I recently had an LCMS pastor tell me that he sees our Lutheran Confessions as a good friend. He went on to explain that, for him, they are like the good friend you haven't talked with in a while, but get caught right back up with when you run into that friend. I don't think the way this pastor views our Confessions is unique today. In fact, I believe there are many pastors in our synod today who see our Confessions in the same light, as a good friend they run into from time to time and say, "Hi."
If our Confessions are seen as a good friend by these pastors, who do they see as their "best buddies"? Who do they "hang out with" on a regular basis? Who is having an impact on them and influencing the way they think and act? After all, those good friends we have in this life - the kind we don't talk to on a regular basis, but get caught up with from time to time - don't really have a significant impact on us. They're the kind of friends who "overlook our broken gate and admire the flowers in our garden," as it says in the pic above. They're the kind of friends who are there for us despite our faults. They're the kind of friends we can turn to when we're down, because we know that they'll be there to pick us back up.
Is this the role our Confessions should play for Lutheran pastors - the role of a good friend? Hardly. I mean, we Lutheran pastors take vows promising to perform all our duties in accord with these Confessions. We don't befriend them; we pledge obedience to them. I don't know about you, but I have not pledged my obedience to any of the good friends I have in this life. The good friends I have wouldn't demand that of me, anyway. They're good friends, not authorities. They may have completely different views on many things, but they remain good friends.

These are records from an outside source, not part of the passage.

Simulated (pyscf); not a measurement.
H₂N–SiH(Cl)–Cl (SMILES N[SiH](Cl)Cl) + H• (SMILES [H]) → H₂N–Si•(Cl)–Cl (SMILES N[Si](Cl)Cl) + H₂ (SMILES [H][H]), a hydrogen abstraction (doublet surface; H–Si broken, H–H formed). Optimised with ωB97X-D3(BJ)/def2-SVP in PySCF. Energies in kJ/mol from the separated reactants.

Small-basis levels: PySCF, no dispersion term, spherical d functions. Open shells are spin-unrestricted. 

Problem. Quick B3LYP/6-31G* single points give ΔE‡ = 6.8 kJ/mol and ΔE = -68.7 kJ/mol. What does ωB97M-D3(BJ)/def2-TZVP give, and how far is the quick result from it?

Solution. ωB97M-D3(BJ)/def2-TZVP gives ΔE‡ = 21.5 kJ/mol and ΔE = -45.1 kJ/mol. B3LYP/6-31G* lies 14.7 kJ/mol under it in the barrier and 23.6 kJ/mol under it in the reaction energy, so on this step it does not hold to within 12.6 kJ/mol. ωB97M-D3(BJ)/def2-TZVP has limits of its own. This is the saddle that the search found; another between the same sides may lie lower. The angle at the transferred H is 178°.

This idea of treating our Confessions as a good friend is akin to the mistake so many parents make today of treating their children like friends. My children, and I have four of them, are not my friends. I'm their father, not their buddy, Tom. It is my responsibility to bring them up in the fear of the Lord, to teach them right from wrong, to make sure that they are well mannered as they interact with others, and to discipline them when they go astray. It is their duty to honor me (and their mother) and to obey the rules I (we) set forth in our house. Much more could be said about this, but you get the point.
Our Confessions are not the writings of our good friends, but of our spiritual fathers. We Lutheran pastors have promised to live in their "house" and to perform all our duties according to their "rules." We don't get to do our own thing. We are not permitted to pal around with others who have a different set of "rules." We don't get to "live our life as we please." But, that's exactly what happens when pastors see our Confessions as a good friend. The Confessions are not an authority for them, but they are like a good friend who loves them no matter what. They live in their own "house" and are free to play by their own "rules," believing that their good friend will always be there for them. In reality, they are like rebellious teenagers who don't play by their father's rules, saying, "This is my life and I'll live it how I please." Of course, they don't see it like that. How can they? When they don't see the Confessions as the writings of our spiritual fathers, whose authority they must obey, they will hardly be able to see themselves as rebellious. I mean, can you really rebel against a good friend? Think about it.
All of this begs the question, though: How can pastors who see our Confessions as a good friend faithfully fulfill the vows they made to perform all their duties in accord with the Confessions? Is that even possible? I don't think so, and I think we see proof of this impossibility all around us today in our synod.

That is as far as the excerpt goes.